Note 1: One of important features of ALMA pipeline is to check the final imaging product size and make necessary adjustments to the channel binning, cell size, image size and possibly the number of fields to be imaged. These are modified to avoid creating large images and cubes that take up significant computing resources and are not necessary for user's science goals. hif_checkproductsize task does this job and we insert this task in all imaging example script in below. We recommend that users copy hif_checkproductsize task from the provided casa_pipescript.py without changing parameters: maxcubelimit, maxproductsize and maxcubesize. However users can comment it out if they don't want this size mitigation or they can explicitly specify the nbins, hm_imsize and hm_cell parameters in hif_makeimlist task.
Note 2: hifa_imageprecheck calculates the synthesized beam and estimates the sensitivity for the aggregate bandwidth and representative bandwidth, for three values of the robust parameter. Then the best robust value is chosen based on heuristics, for subsequent imaging. Therefore if a user wants to use a different robust value from the user's own choice, hifa_imageprecheck should not be run.

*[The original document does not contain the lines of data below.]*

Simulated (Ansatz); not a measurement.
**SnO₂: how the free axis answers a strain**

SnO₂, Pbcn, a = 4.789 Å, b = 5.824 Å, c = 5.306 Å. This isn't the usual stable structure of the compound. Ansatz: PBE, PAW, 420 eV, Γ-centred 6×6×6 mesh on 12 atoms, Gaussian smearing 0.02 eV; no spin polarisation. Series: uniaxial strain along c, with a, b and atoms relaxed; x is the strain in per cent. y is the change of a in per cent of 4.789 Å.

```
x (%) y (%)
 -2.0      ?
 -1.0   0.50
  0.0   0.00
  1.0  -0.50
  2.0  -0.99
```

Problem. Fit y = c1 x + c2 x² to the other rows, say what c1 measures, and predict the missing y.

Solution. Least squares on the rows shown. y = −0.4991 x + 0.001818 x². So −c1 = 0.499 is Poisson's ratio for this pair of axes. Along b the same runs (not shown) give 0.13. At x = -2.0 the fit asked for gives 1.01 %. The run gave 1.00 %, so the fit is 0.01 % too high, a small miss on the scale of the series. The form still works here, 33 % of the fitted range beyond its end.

Note 3: hifa_importdata will display QA notifications warning that the Flux catalog service is not being used and that the measurement set may already be processed (see screenshot). This is expected - in operations the best flux catalog values must be used, but since you are not going to use the flux densities for anything here, and the amplitude scale of the data has already been calibrated and all calibrations were applied, you can ignore these messages. You should however delete the flux.csv that gets created, if you are going to run any pipeline calibration steps later, and instead use the flux.csv that was delivered with your dataset.
Note 4: If the user is not satisfied with the clean mask from automasking algorithm, it is possible to change the automasking parameters in hif_makeimages by setting pipelinemode='interactive'. For detailed instructions and guides for using automasking, please consult with the link below.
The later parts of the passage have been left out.